At 2019 Summer NAMM, Marshall Music President Jimmy Edwards shared his strategies for building a successful team, drawing from his experience managing more than 300 employees and seven music stores. He led an inspiring NAMM Idea Center session designed to help music businesses motivate and keep passionate, dedicated employees.
Edwards explained that employees of all ageswant to feel motivated, inspired and a sense of accomplishment. Your business depends upon you being able to turn to dependable, engaged employees, and your professional life will get easier as a result.
• Someone in your company should be talking about training. It doesn’t have to be solely the owner’s responsibility. It can be managers, other team members or new employees who make training a priority.

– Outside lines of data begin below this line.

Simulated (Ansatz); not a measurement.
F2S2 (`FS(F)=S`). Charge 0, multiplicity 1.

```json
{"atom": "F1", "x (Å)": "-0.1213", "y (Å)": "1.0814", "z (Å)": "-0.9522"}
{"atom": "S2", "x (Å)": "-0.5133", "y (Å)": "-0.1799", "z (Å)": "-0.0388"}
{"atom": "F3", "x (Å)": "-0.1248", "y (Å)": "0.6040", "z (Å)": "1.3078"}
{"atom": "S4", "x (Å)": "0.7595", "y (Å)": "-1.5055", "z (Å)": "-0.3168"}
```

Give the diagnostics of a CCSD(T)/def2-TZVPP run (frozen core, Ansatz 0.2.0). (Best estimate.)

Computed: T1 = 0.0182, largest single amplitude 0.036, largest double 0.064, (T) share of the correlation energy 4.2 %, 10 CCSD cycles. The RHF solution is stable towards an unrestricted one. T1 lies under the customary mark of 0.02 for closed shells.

• It’s not only product training. Soft skills, such as conflict resolution, management, communication and customer service, are also necessary.
• Get people out of their departments—no silos! Explore training opportunities in other areas of your business. Edwards shared that he has executives learning how to clean instruments and managers learning how to do deliveries. Opportunities to learn help keep employees engaged.
• Look to your suppliers for help. Ask your vendors how they can help with training, including sales training. Then, schedule it. Make sure it’s on the calendar, or it may not happen.
• Get your employees out of the building. Explore training opportunities at local seminars, business watch groups, education-rep ride-alongs and tradeshows, such as The NAMM Show and Summer NAMM. Your employees will feel good about it.
2. Leader Interaction
• This is a great way to inspire new employees. Edwards related his experience of spending time with the owner of Marshall Music when starting at the company almost 20 years ago. Through these frequent interactions, he learned things he never would have otherwise, and he was inspired.
• Share stories from the top. Edwards advised leaders to greet employees. (If you don’t know someone’s name, you should.) Perhaps let them know if the company had a good month.
• Don’t assume that topics are over their heads. Edwards mentioned that he got some helpful ideas by sharing stories about sales reports with frontline employees.
• Invite employees to meetings. Give your employees opportunities to attend meetings they might not otherwise participate in. After the meeting, ask what they thought, and follow up with them.
• Work alongside your employees. Edwards shared that getting his hands dirty has proven to be the most effective way to engage and inspire staff. Nobody wants to feel as if you’re too busy for them. Find one of your employees, work with them and buy them lunch. It can be a simple sandwich. The one-to-one interaction is powerful.
• Acknowledge your employees’ expertise. Tell them how good they are.
3. Clarity on Performance and Growth Opportunities
• Clarity is the key word. Employees wants to know how they’re doing, what they can expect to do tomorrow and next week, when they’re going to get training and when they’re going to make more money. You can have these conversations with them.
• Performance evals—not too corporate. Edwards introduced performance evaluations with the goal of having a discussion with employees about how they feel about working and being at Marshall Music. He emphasized that this wasn’t about rating employees as much as creating a dialogue, and it was successful. Edwards recommended tailoring performance evals to your company’s culture.
• Talk about success and failure. Talk louder! Use meaningful language and not just “good job.” Have meaningful conversations that let your employees know why their actions are helpful. (Communicate a tangible result.)
• Ask people where they want to be. Edwards stated it’s important to have open conversations and that this topic can be fun.
• Discuss raises. Your employees deserve a discussion on compensation. Don’t defer talking about it. Many times, an answer is all that’s needed. Don’t be afraid to discuss pay ceilings. You can also use this time to have a discussion about other opportunities at the company.
4. Goal Setting
• You say you have them, but can I see them? Make sure your employees put their goals on paper.
• Employees react better to tangible, measurable goals. If they’re written, they’re more likely to meet them.
• You should have at least one formal system in place for company goals. Create a visual reference for where you want to be as a company. Edwards shared that Marshall Music uses a 90-day format to record and track company goals.
• Goals—a great place to start. Get a whiteboard—get several. Start a daily huddle (20 minutes) and weekly huddle (one hour) for your employees to interact with each other and post their goals. Cross off goals when they’re completed. Ask your employees how they feel about the process.
5. Working With a Purpose
Edwards stressed that your employees want meaningful work, perhaps now more than ever. Reflect on the following, and remind yourself and your employees of what you do:
• This is a special industry we work in.
• Making music changes lives.
• Inspire yourself. Then you can inspire others.
• Employees need to have a purpose (besides a paycheck).